A huge difference in whether or not your fees will be paid for you by EAJA is WHEN you hire an attorney.  

There are right times and wrong times to do so.  

The right time is almost always "just after" a BVA denial.  No, not 4 months later, but a few days later.  The reason is appeals to the CAVC have to be done in 60 days, and that wont be happening until an attorney reads your BVA denial and decides if you have a legitimate bases for appeals.    The good news is that, if you do have a bVA denial, there is a great chance that an attorney will represent you for the EAJA fees, at no cost to you.  

There are other right times to hire an attorney, but there are also wrong times.  The worst time to hire an attorney is probably "never".  

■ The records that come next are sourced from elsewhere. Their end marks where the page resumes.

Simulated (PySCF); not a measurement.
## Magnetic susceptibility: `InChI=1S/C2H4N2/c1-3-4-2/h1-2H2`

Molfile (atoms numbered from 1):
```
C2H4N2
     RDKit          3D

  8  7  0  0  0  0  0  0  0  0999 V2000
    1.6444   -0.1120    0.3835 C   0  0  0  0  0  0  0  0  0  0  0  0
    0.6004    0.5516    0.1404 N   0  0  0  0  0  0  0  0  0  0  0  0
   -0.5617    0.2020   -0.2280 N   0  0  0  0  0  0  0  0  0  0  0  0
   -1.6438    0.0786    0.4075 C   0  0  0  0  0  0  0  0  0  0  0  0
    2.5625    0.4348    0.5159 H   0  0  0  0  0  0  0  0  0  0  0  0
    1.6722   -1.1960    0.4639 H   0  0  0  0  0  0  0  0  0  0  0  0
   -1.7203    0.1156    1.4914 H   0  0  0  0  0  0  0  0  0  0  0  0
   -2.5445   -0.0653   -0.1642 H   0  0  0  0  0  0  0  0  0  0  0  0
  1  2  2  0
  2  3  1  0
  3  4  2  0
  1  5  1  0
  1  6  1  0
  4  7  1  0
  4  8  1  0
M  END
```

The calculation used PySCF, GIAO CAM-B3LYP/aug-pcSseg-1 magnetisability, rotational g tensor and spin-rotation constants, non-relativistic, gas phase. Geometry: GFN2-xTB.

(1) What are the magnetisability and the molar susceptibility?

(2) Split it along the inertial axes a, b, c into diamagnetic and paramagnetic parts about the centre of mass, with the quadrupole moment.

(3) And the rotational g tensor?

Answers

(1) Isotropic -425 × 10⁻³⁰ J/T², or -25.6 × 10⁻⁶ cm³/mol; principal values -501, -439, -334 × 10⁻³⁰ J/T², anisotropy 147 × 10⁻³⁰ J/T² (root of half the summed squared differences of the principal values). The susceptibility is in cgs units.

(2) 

I am personally represented by Chris Attig, and, as I suggest to you, I hired him RIGHT AFTER a BVA denial.  I sent Chris my BVA decision, and explained why I thought it was wrong.  He agreed, and we are at the CAVC and I will let you know how that comes out.  However, I thought he "nailed it" in the brief I saw him prepare for the Court.  

I was suprised when the VA "decided to defend" instead of the obvious that VA should have agreed to a JMR (joint motion to remand).  It means that VA attorney's will try to weasel out of paying, even tho I now know VA is "in the wrong".    VA so much as admitted, "we will probably lose this", but they continued anyway, so maybe they can get precedence in which to deny other Veterans whose case is somewhat similar, but different enough that the VA can deny other VEterans.  

Chris and I are appealing the effective date for my TDIU award.  If you did not know this, there is no longer "any such thing as a stand alone TDIU claim", because of court cases.  Instead, TDIU is part of a "claim for increase".  This is established law, yet, sure enough the BVA denied me a "stand alone" TDIU claim, instead of doing it right and considering it part of a claim for increase on (other) disabilities.